This is my take on Mary Berry's superb recipe for slow-cooked shoulder of lamb. I agree with her that shoulder meat is sweeter, but I like to use the denser, leaner leg for this, from a more mature beast, packed with the extra flavour of longer grazing, or an extra-hardy mountain breed. Cumbrian Herdwick is perfect. If you are cooking for two or three, a half-leg takes 2½ hours.
I love the taste of fennel and lots of garlic with my lamb, and these are my additions. Mrs Berry's idea of anointing the joint with paprika is inspired, and resonates brilliantly with the spices in my grape jelly (find my recipe here).
- 1 leg mature lamb or hogget, on the bone, about 2.5kg
- 3 tbsp rosemary leaves finely chopped
- 2-3 tbsp oil (I use local rapeseed but plain olive oil is fine)
- 1 tsp paprika (unsmoked)
- Salt and pepper
- 2 English onions, sliced thickly
- a bulb of fennel, cut into quarters or eighths
- a head of garlic, halved
- 1.2 litres lamb or vegetable stock
- 2 tbsp plain flour
- 1 heaped teaspoon spiced grape jelly
Preheat the oven to 220°C/425°F/Gas 7 (200°C Fan).
Combine the rosemary and paprika with the oil and season well with salt and pepper. Rub all over the lamb.
Place the sliced onions and fennel, along with the garlic in the base of a small roasting tin with a trivet for the lamb to sit on. Add the stock and roast in the oven for 30 minutes, or until well browned, then reduce the temperature to 160°C/325°F/Gas 3 (140°C Fan).

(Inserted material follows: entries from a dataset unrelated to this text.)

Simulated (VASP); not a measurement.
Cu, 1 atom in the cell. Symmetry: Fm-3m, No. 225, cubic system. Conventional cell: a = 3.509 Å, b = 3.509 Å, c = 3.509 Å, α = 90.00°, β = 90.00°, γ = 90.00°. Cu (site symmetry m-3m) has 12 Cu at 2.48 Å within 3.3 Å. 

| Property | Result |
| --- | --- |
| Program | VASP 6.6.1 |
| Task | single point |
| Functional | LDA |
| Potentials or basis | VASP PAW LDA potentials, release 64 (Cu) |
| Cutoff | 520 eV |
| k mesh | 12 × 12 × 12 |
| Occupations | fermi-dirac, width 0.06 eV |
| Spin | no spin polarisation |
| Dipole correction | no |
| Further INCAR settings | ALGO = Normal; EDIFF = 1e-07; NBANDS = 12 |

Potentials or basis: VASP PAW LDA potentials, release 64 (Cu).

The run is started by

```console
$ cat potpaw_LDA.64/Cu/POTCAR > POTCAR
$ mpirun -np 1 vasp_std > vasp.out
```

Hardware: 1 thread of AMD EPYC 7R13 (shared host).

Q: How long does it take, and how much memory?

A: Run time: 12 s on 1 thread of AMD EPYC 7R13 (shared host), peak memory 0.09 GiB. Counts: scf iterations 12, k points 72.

Cover the lamb with aluminium foil and continue to roast for 3 - 4 hours, basting regularly with the juices, until it is so tender that it comes away from the bone.
Remove the lamb from the tin and keep warm on a serving plate. The skin should be crisp and dark. Rest it while you make the gravy.
Skim the surface fat from the pan, saving two tablespoons of it in a saucepan. Strain the juices into a measuring jug and add enough boiling water to make 570ml of liquid. Heat the fat in the saucepan until hot. Add the flour and stir until smooth. Still over the heat, add the roasting juices and whisk until thickened and smooth.
Check the seasoning and stir in the jelly.
Serve in thick slices with roast potatoes or a vegetable gratin.
Janet Wynne Evans
This would be beautiful with a Reserva Rioja, Châteauneuf-du-Pape or a spicy carignan, perhaps.